I was reminded of this exchange while reading the latest self-help book for women in the workplace, Ask For It: How Women Can Use the Power of Negotiation to Get What They Really Want. Books like this should be approached with caution. Even if there are such things as male and female traits, we all know that some women are more like men and some men are more like women, and it's dangerous to make generalisations.

By page five, however, I was hooked. Two students straight out of college are offered the same job for the same salary. The woman accepts the £12,500 (the book is American, and its authors clearly not au fait with starting salaries for graduates in this country). The man negotiates and raises his to £15,000. The differential widens with every year's percentage increase.

It's a hypothetical case, but the book is full of true stories from women at work and its thesis is supported by academic research into the different salary-negotiating skills of the sexes. I cringe as I remember opening the contract for my last full-time job and finding the salary was £2,000 a year more than I had been told at the interview. Either there had been a lucky mistake in my favour or I had performed particularly well that day, I thought as I hurriedly signed it.

Much more likely, the company was used to male journalists negotiating salary offers upwards, and there had been more on the table all along. Had I asked, I might have got even more, plus 11 years of higher annual increases. To test the theory, I asked a former colleague whether, around the same time, he had asked and received more than he had been offered. "Of course," he said.

The financial losses that a woman can suffer from not negotiating are truly staggering, according to the authors, Linda Babcock, a professor of economics at Carnegie Mellon University in Pennsylvania, and Sara Laschever, a journalist. In fact, they say, these poor negotiating skills also go some way towards explaining the lingering pay gap between men and women.

Women must decide what they want, pick the right time, decide a bottom line and ask for more than they want, in order to provide wriggle room. They must go in with factual evidence about comparable salary levels and duties, and make sure that they stay good-tempered and friendly.

Don't try to do it like a man, the authors warn. "Many people believe that to succeed in negotiation, they need to state their position clearly and confidently, affirm the quality of their work and declare unequivocally that they deserve what they demand," the authors say. "Unfortunately, behaviour that seems too aggressive typically doesn't work for women and often backfires."

Using a softer style can improve the chance of success, because women are expected to be nicer. In one study, men were 50 per cent more likely to hire a woman if she did not use aggressive language to request a raise in salary negotiations. Female bosses were more likely to turn down boastful, aggressive applicants of either sex.

The authors claim that the problem for women is that their self-esteem fluctuates more in response to feedback, whether positive or negative, than a man's does, making them less likely to risk rejection or the souring of a working relationship by asking for what they might not get.

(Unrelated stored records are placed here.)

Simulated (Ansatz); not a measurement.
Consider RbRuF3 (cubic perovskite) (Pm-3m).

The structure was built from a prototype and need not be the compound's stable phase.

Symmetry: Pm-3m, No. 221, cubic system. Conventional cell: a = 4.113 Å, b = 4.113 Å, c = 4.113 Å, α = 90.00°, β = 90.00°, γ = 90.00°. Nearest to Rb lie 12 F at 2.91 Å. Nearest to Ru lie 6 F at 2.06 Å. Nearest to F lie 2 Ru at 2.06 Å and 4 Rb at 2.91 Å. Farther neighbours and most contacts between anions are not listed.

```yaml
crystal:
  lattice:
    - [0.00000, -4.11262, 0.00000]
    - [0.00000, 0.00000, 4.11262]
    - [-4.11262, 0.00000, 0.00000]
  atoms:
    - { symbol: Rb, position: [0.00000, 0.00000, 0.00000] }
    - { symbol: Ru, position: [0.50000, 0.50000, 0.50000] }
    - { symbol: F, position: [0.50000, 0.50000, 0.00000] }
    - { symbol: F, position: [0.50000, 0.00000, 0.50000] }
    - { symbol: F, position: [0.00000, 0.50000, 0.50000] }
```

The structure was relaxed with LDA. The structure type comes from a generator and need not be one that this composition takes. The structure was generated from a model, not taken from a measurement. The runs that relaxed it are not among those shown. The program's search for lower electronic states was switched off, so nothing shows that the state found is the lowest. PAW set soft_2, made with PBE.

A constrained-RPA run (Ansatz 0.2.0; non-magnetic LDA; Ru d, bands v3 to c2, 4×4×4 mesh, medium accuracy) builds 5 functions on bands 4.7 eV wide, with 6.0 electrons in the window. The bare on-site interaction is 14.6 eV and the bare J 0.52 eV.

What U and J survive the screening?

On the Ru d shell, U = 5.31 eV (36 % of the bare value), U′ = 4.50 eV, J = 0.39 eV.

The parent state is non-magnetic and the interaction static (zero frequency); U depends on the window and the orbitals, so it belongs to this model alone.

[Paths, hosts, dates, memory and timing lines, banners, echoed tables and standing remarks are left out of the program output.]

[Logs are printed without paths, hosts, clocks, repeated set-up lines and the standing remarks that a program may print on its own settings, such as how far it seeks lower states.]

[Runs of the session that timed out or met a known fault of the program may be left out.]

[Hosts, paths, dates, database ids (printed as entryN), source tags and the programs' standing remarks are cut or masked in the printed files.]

They suggest practising with low stakes, such as free samples and bulk discounts. Then risk rejection outright by haggling over the price of apples in the supermarket or the cost of petrol at the garage.

"You'll know you can ask for both the big and the little changes and you'll feel calm, confident and comfortable in your skin while doing it," the authors write. "Life will open its doors a little more easily to you. It's worth hearing 'no' now and then for that, isn't it?"

Perhaps it is... so how much am I getting paid for each word of this article?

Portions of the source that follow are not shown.